OPERA - CONSTRUCTION

By Ken Martin



OPERA IS HERE: ...in the form of Trinity Lyric Opera Company, a jewel in the crown that is our Center for the Performing Arts. Patty and I attended their first offering, Aaron Copland’s “The Tender Land”.


According to Executive Director Alan Thayer, all four performances were well attended. It was a good production with simple but clever sets and costumes. The singers, with the exception of the mezzo-soprano whose voice wouldn’t reach over the sounds of the over-sized (35 pieces – much too big for the venue) orchestra, were very good but really didn’t have much to work with musically. Most notable were the soprano and the bass. Copland’s music is very uneven and unmelodic and had none of the flowing arias that are usually expected of operatic productions. I didn’t find myself humming any of the music the next day. Even so, I am looking forward to future productions.


Maybe it is my imagination, but I kept finding similarities between the story line here and the movie, “Picnic” (William Holden & Kim Novak). Coincidentally, “The Tender Land” is 1952 vintage and “Picnic” came out in 1955.


Still in all, it was a good evening’s entertainment and the audience was enthusiastic. Alan Thayer tells me that they will be doing some of the more familiar classic operas next season. Stayed tuned!


RIGHT ON, KATHLEEN!: It’s about time somebody spoke out on the subject of jamming construction into every little nook and cranny of unused property in CV. Kathleen Childs hit the proverbial nail exactly on the head in her letter to the Forum (July 25). I hope it will encourage other citizens to raise their voices.


When are we going to wake up? All this building is overtaxing our schools, our energy availability, our water supply, our roads and our general quality of life. Who gains from all this? The county gets their taxes and fees, the developers get their profits and what do we, the residents, get – diminished quality of life! Certainly progress requires that a reasonable amount of construction will take place, but a lot of what is going on seems to be overkill and is destructive to our neighborhoods.

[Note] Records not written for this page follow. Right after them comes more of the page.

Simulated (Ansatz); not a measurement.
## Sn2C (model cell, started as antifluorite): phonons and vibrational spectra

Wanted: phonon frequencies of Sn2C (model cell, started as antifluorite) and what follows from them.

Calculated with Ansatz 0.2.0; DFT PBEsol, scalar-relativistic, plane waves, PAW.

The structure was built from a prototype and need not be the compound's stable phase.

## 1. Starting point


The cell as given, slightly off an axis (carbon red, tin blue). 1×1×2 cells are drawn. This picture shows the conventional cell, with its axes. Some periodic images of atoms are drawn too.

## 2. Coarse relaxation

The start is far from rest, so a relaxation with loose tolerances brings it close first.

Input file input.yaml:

Example: Forest Avenue used to be one of the nicest streets on the valley. It was lined with large attractive pieces of property (some still exist). Now, with the jamming of apartment buildings in between single family dwellings, it has lost much of its former beauty. The street is parked up solid with the cars of the apartment residents and the apartment houses themselves don’t add much to the aesthetics of the street, especially the new three-story monolith at the end of Omega Avenue. And this is happening on more of our local streets.


MAC, the Planning Commission, and our Supervisors need to take a close look at what they are supporting here. Are they spoiling Castro Valley by approving all this? Progress needs to be tempered by common sense and concern for its effect on our community. When will we finally say, “Enough is enough!” Hopefully it will be before we reach total melt down of our neighbourhoods.